KT has become the first South Korean operator to implement standalone (SA) 5G architecture in its 5G network, but rivals are in no rush
South Korea was one of the earliest nations in the world to commercialise 5G, doing so back in 2019, and since then has become a global leader in the next-generation mobile technology.
Since then, all three of the country’s major operators have been operating their 5G networks on a non-standalone (NSA) framework: i.e., with 5G services being supported by 4G spectrum.

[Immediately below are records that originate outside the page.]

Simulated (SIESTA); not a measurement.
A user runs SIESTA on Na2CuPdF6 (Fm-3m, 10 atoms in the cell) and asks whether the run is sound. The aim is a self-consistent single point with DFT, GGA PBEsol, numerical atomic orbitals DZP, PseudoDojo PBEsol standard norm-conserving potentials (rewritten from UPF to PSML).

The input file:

While NSA 5G has allowed for a much faster and more widespread rollout of the 5G, it does have its drawbacks. Reliance on 4G spectrum means that NSA 5G cannot reach the low latencies and high speeds deliverable by 5G alone. As a result, SA 5G will also be key to unlocking some of 5G’s most exciting use cases, like advanced network slicing, and improving security and network costs
These reasons are, at least in part, while KT has now launched its SA 5G service, becoming the first South Korean operator to do so. The company claims that the SA 5G network will reduce latency and power consumption for subscribers, while also having major implications for enterprise customers through developing the use of multi-access edge computing, autonomous vehicles, and smart factories.
Device support for the SA network will initially be limited to the Samsung Galaxy S20 smartphone series, with further device support expected in the near future.
KT’s domestic rivals, however, are quick to downplay the upgrades importance, arguing that it will make very little difference to customers at this point in time. SK Telecom, for example, trialled 5G SA at a SK Hynix factory at the start of 2021, with seemingly lacklustre results.
“The SA mode at this moment doesn’t make much difference to customers,” said an SK Telecom spokesperson. “We are opting for a more cautious approach because we believe that a more advanced technology is best for the customers.”
KT clearly disagrees, however, suggesting that the SA 5G network will have greater impact for enterprises, but will rapidly develop more widespread benefits.
“The SA mode will open the doors for 5G technology to be used in other industries, not just smartphones,” a KT spokesperson said. “In the future, split-seconds will have tangible difference in real life. Those milliseconds might not have a huge difference now, but it’s a start to other technologies that we are preparing for the future.”
Ultimately, SA 5G is the next step in 5G’s development and will be something all operators around the world will want to implement at some point in the future. The key will be doing so at a time when the cost of deployment is offset by the benefits of the greater quality connectivity, which may or may not be this early in 5G’s evolution. Nonetheless, there are benefits to being first in deploying any novel technology, especially in one of the most competitive 5G markets.
At the very least, the upgrade could have positive optics for KT, who are, alongside their rivals, currently embroiled in a class action lawsuit from customers who claim they have overpromised when it comes to their 5G networks’ performance.